New Jersey barrier island beach

I’m an arenophile. That word comes from the “Latin arena (sand) and the Greek phil (love)”, meaning sand lover.

As Rachel Carson wrote, "In every outthrust headland, in every curving beach, in every grain of sand, there is a story of the Earth.”

By oceans, lakes, rivers, deserts, mountainsides, glaciers — anywhere the bones of our planet have been worked on by forces of nature — unique and shifting formations of sand accumulate. Each tells a story.

Welcome to the sand library in my house:

Part of it. There’s an annex in the hall.

Coral reef sand littered with shells and coral fragments. Belize.

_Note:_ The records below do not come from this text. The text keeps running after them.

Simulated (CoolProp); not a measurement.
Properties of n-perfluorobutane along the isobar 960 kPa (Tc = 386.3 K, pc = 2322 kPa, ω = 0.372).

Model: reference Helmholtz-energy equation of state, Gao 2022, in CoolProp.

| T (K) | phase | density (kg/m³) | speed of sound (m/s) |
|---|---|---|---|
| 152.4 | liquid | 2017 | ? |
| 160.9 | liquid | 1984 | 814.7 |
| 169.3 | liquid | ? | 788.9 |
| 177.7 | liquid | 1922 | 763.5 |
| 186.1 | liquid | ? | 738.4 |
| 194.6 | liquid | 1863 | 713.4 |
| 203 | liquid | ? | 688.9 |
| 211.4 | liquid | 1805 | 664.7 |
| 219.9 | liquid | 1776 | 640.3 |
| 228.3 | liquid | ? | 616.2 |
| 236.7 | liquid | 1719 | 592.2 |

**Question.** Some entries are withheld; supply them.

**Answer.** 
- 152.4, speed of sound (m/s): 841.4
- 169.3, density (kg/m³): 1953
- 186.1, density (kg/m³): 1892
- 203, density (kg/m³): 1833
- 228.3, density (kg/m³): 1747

Technically sand is defined as mineral sediment particles of an intermediate size (numbers depend on who’s defining it), with smaller grains called silt and larger ones gravel, but “sand” is generally used as an umbrella term for any accumulation of granular material eroded from rock, including rock formed from the shells of sea creatures, like limestone, or even recently dead, like coral. Much of the sand on Caribbean beaches is from coral consumed by parrotfish: their digestive tract grinds it up, extracts the living material and then poops out the calcium carbonate portion as sand.

Hoh River, Olympic peninsula

Rock anywhere can be weathered by water or wind, physically or chemically. Particles are then carried by natural forces through space and time, so sand can be found in many settings not just ocean shores. Sand accumulates by rivers and lakes, in deserts, on mountainsides and other locales inland. Some soil is even basically sand if it contains little organic decomposed material.

Sand weathers and accumulates underwater too

What makes sand so fascinating to me — besides being so beautiful — is how various it is in color, texture, composition, and how all those qualities relate to its origin. Why are some sands uniform while others are a mix of sediment sizes? Why are some sands grey and others yellow or red or white? Where did the sand grains come from? How long ago? Why are some particles rounded while others have sharp edges? Why is sand different from another spot even a few feet away? Beneath our feet are many mysteries.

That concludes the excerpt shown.